Anyone who's watched a news report with a live insert from a neighbouring continent will have noticed that there tends to be a long delay...
...between a question being asked and answered. Sometimes that's been called satellite delay, but the situation for live streamers taking questions from viewers is often even worse, with tens of seconds between the streamer speaking and the audience hearing the words. What's going on?
There are many sources of delay and latency in modern video setups, and they exist on different scales. Anyone working live job might complain about delays of one to a few frames between the camera and, say, a big LED video wall. Often, the only people with the ability to influence that will be the firmware engineers who work on the equipment; it's too easy for people in those positions to buffer a frame here and there, ending up with a visibly laggy system. Pressure from users can foment change, and companies have released updates to cameras that improve their responsiveness by a few frames, which is a significant upgrade in the eyes of a seasoned camera operator.

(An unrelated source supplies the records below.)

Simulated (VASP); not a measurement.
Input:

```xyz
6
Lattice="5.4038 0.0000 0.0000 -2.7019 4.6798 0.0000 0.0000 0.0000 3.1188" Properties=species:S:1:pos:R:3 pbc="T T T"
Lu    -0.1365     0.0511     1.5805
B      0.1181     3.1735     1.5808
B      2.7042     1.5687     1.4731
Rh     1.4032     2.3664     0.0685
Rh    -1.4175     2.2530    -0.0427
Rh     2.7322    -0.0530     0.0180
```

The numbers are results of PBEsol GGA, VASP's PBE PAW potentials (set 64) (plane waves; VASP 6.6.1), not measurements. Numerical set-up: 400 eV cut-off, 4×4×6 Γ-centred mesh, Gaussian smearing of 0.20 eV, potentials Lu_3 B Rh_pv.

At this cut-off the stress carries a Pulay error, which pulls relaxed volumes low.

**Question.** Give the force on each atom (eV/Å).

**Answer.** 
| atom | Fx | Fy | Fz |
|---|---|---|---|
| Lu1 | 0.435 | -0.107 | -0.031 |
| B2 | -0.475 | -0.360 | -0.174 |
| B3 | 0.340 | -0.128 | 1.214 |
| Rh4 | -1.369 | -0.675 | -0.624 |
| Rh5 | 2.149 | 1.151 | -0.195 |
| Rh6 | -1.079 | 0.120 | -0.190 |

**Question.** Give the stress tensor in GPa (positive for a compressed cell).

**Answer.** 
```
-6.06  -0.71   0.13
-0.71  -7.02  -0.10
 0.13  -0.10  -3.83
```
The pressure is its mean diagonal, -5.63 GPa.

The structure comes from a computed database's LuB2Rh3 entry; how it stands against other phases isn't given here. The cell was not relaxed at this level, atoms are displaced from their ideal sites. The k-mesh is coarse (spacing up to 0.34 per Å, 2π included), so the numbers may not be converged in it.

But the delays involved in long-distance broadcasts are often much, much longer.
Perhaps the first thing to realise is that, as we've hinted, satellite delay isn't really caused by satellites. Any kind of satellite uplink where the dish doesn't have to be motorised to follow the satellite around in the sky is using satellite in a geostationary orbit. That's orbit that takes exactly one day to circle the earth, so the satellite appears to remain in a static position in the sky. That also means they have to be at a very specific distance - further away, and they'd fly off into space, while any closer and they'd risk falling out of orbit if they tried to travel at that same speed. They also have to be directly above the equator.
Considering they won't be directly overhead unless you're actually standing on the equator at exactly the right longitude, the range will vary, but the minimum time taken for a radio signal to reach a geostationary satellite is only a bit more than a tenth of a second - say a quarter of a second, round trip. It's not much more even if you're a long distance from the equator, given the radius of the planet is only about a sixth of the distance to the satellite. It's barely noticeable. Satellites like SpaceX's Starlink system, which fly overhead quickly and hand off service provision automatically as they do so, orbit much lower, and could achieve even smaller delays.
Low orbit satellites like Starlink could help reduce latency delays. Image: Shutterstock.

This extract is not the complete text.